Architecture, Colour, Designers, Landscape, Nature | 08 October 2021
Colourways drawn from the landscape.
“Mere colour can speak to the soul in a thousand different ways,” Oscar Wilde.
Jem Waygood of Waygood Colour advises councils, architects, developers, planners and conservation officers on how to use colour so that buildings sit sensitively within the landscape.
After reading about Jem in the monthly e-mag “Beam,” curated by conservation architect Claire Truman for those interested in ethical living, we asked Claire if we could republish the piece here (adapted below) and asked Jem to help us with one of our projects.
Colourways drawn from the landscape.
Extract by Beam with Kiss House update
Jem Waygood, of Waygood Colour, specialises in environmental colour design creating and developing colour palettes from landscape analysis. Jem works predominantly in particularly sensitive landscapes such as Areas of Outstanding Natural Beauty (AONB).
He worked on a colour study offering guidance on the use of colour and materials for development in the Malvern Hills AONB. Jem explains, “I visited various landscape character types within the AONB. I then documented the dominant colours and tonality of each type, and from this I developed colour ranges that would integrate well with the landscape. Whilst the study provides general guidance, it highlights how significant colour decisions can be in the success or otherwise of changes to a protected landscape.”
An opportunity to apply the guidance to a site-specific design arose with the proposal for a new school in Colwall, Herefordshire to the west of the Malvern Hills, within the AONB. Jem explains, “A Landscape and Visual Impact Assessment (LVIA) was undertaken and as part of this process I was asked to prepare an Environmental Colour Assessment (ECA) aimed at achieving a clear understanding of the colour context in which the building would sit.”
Jem explained his process: “Colour survey work of the immediate site was followed by high level views from the ridgeline of the Malvern Hills, initially to identify the tonality of the site so that the roof material of the new school would be largely invisible when seen from the hills.”
“Whilst the study provides general guidance, it highlights how significant colour decisions can be in the success or otherwise of changes to a protected landscape.”
In developing the colour palettes, Jem explained that he was looking for signs of natural play spaces within the landscape, for example the ramparts and ditches of an iron age fortification and rope swings by the stream which bounded the site. From such landscape clues Jem drew out what he calls “memory colours” — generated by a particularly resonant feature, whether broad scale in the landscape or the smallest piece of lichen. These were worked into the colour palette alongside the landscape character colours previously identified, and the local volcanic geology.
“After synthesising this colour data into a representative palette, I produced a couple of colourways to try out some options that would help integrate the school into its surroundings, communicate its function and form, and look bright and welcoming to the pupils,” Jem explained.

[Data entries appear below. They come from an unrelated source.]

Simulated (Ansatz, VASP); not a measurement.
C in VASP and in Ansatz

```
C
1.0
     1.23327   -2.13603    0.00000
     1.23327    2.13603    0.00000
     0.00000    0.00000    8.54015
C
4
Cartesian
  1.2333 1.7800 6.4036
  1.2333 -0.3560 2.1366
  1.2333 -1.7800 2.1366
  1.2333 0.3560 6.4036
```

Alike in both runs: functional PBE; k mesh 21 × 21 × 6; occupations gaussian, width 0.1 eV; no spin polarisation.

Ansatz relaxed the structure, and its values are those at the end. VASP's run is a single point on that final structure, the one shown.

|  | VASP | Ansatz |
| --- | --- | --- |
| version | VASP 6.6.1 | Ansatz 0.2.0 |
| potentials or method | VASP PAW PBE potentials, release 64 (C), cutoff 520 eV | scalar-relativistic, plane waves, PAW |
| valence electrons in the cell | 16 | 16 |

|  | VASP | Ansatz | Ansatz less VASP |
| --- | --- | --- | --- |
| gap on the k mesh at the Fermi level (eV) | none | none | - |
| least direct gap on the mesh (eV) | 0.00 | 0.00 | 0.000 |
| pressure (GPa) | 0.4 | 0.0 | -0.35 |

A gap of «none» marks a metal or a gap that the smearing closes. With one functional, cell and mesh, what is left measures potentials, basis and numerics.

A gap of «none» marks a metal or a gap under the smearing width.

The result is a building that sits in harmony with its environment. The cladding colours used blend beautifully with the surrounding landscape and the result is that the building is only minimally visible from the Malvern Hills.
The Kiss House team was so taken with Jem’s work that we asked him to advise on a project we have in planning in Reading, Berkshire. The project was in a rather different landscape to those Jem usually works in, as it was in the city centre rather than a protected landscape, however the principles were much the same. The starting point was a desire for the buildings to blend into their surroundings sensitively.
“It was a fascinating exercise that made us focus deeply on what we were seeing. The result was a surprisingly beautiful colour palette.”
Jem was unable to visit site personally due to lockdown restrictions but under his guidance, Emma Bradbury and Carli Jordan set out for site one Saturday afternoon with a NCS Colour Index 1950 in hand to spend a couple of hours matching local materials to colour references. “It was a fascinating exercise that made us focus deeply on what we were seeing. The result was a surprisingly beautiful colour palette of copper tones, reds, greens, greys and violets found in the Victorian brick and slate, plus local evergreen trees.”
Following our survey of the site the team contacted Jem with the findings and for material suggestions. The project for two four-bedroom houses is still in planning and we’ll update you when we know what’s happening. We hope that the sensitive material and colour palette selected helps us to achieve a planning consent…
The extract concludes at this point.